Nuclear Reactors 313 - Parliamentary Report Critical of Indian Nuclear Safety

Nuclear Reactors 313 - Parliamentary Report Critical of Indian Nuclear Safety

        India has serious problems with supplying sufficient power to the national grid. Prime Minister Modi is dedicated to the construction of more nuclear power reactors to increase available power for civilian and industrial uses. Russia has agreed to assist India in the construction of twelve nuclear power plants. Westinghouse is currently negotiating to build six power reactors in India. India has recently signed nuclear trade agreements with Canada, Australia and Japan. While the central government may be sold on nuclear power, there are critics of India's safety record with existing nuclear power reactors.

         Last year the Auditor-General of India found that sixty percent of regulatory inspections for operating nuclear power plants in India were up to one hundred and fifty three days late or did not happen at all.                                 

        The bipartisan Indian Public Accountability Committee has just issued a "scathing" report to India's Parliament that was very critical of the fact that decades have passed during which India was supposed to create an independent nuclear regulatory agency. The report pointed out that India's Atomic Energy Regulatory Board is "not an independent statutory body but rather a subordinate agency of the government."

         The report said that "The failure to have an autonomous and independent regulator is clearly fraught with grave risks, as brought out poignantly in the report of the Fukushima Nuclear Accident Independent Investigation Commission." "Although AERB maintains liaison with international nuclear organisations, it has been slow in adopting international benchmarks and good practices in the areas of nuclear and radiation operation. " The AERB "cannot set or enforce rules for radiation and nuclear safety in India." In some areas of concern, there are no existing rules. Some smaller facilities that deal with radioactive materials have no licences or regulatory oversight at all. The maximum fine that can be imposed on nuclear operators by the AERB is equivalent to nine U.S. dollars.

         The AERB was charged with creating a comprehensive nuclear and radiation policy for India in 1983 but it has not yet issued such a policy. The report stated that "The absence of such a policy at macro level can hamper micro-level planning of radiation safety in the country." The report concluded that India was not ready to cope with a major nuclear emergency.
"Off-site emergency exercises carried out highlighted inadequate emergency preparedness even for situations where the radiological effects of an emergency origination from nuclear power plants are likely to extend beyond the site and affect the people around."

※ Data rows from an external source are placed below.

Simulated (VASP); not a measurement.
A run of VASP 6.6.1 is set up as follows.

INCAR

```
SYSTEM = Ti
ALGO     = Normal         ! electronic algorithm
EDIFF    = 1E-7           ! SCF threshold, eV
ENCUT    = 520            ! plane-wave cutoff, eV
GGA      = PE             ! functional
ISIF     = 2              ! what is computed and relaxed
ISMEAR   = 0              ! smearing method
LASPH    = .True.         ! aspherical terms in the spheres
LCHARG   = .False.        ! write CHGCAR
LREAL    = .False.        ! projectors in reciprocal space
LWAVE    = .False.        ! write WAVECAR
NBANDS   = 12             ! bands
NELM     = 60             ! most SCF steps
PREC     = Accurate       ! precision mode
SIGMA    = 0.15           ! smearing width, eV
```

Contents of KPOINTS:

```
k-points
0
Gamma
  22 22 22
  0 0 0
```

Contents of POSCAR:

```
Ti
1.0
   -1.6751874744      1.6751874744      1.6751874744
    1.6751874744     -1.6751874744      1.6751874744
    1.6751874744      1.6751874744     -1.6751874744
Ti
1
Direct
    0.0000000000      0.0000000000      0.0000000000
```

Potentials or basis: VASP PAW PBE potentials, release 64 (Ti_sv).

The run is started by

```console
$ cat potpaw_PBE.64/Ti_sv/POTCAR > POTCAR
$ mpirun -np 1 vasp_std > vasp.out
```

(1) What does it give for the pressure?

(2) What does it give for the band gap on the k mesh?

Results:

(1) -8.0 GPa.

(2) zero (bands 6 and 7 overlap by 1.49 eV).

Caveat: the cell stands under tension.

         These problems in India are a perfect illustration of the concern that I have with the current push to sell nuclear power reactors to developing countries. With lax regulation and widespread corruption, future major nuclear accidents are almost guaranteed. And, as the report pointed out for India, these countries are less prepared to cope with nuclear accidents than major industrial nations which have serious difficulties of their own in dealing with nuclear disasters. The promotion of nuclear power reactors to countries ill prepared to deal with the complexity of managing nuclear power generation is a threat to the whole world.